Inflation is a concept that is crucial to personal finance, as is the distinction between real values, which have been adjusted to take into account inflation, and nominal values, which have not. Real values are usually expressed in terms of a particular year’s prices, such as ‘expenditure at 2016 prices’ or ‘income at 2016 prices’. When you see such a phrase added to a set of figures or a graph, you can tell that the values have been adjusted to take inflation into account. In the example above, where inflation is 4% and you will need to have £104 to buy the same as £100 today, £104 is the nominal value but the real value (the buying power of that money) is £100.
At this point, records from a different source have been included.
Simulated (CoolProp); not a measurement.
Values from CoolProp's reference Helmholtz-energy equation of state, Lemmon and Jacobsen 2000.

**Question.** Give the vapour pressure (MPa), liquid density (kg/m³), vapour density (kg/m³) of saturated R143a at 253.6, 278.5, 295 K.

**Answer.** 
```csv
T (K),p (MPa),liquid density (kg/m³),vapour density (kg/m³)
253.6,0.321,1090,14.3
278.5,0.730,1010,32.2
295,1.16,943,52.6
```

Let’s apply this to income. If, one year after starting a new job, your annual salary rises by 5% from £20,000 to £21,000, the nominal value of your salary is £21,000. But if price inflation in the same period has also been 5%, the real value of your new salary is £20,000 – the same as it was a year ago.
In real terms, disposable income per head more than doubled between 1971 and 2007 (Social Trends, 2010). This would suggest that households in 2007 could afford a considerably higher standard of living than households in 1971. But for a number of years after the financial crisis of 2007 and 2008, the real incomes of many households in the UK fell, because nominal pay increases, particularly in the public sector, did not keep pace with price increases. Sharp price increases in energy, petrol and food during these years particularly hit living standards.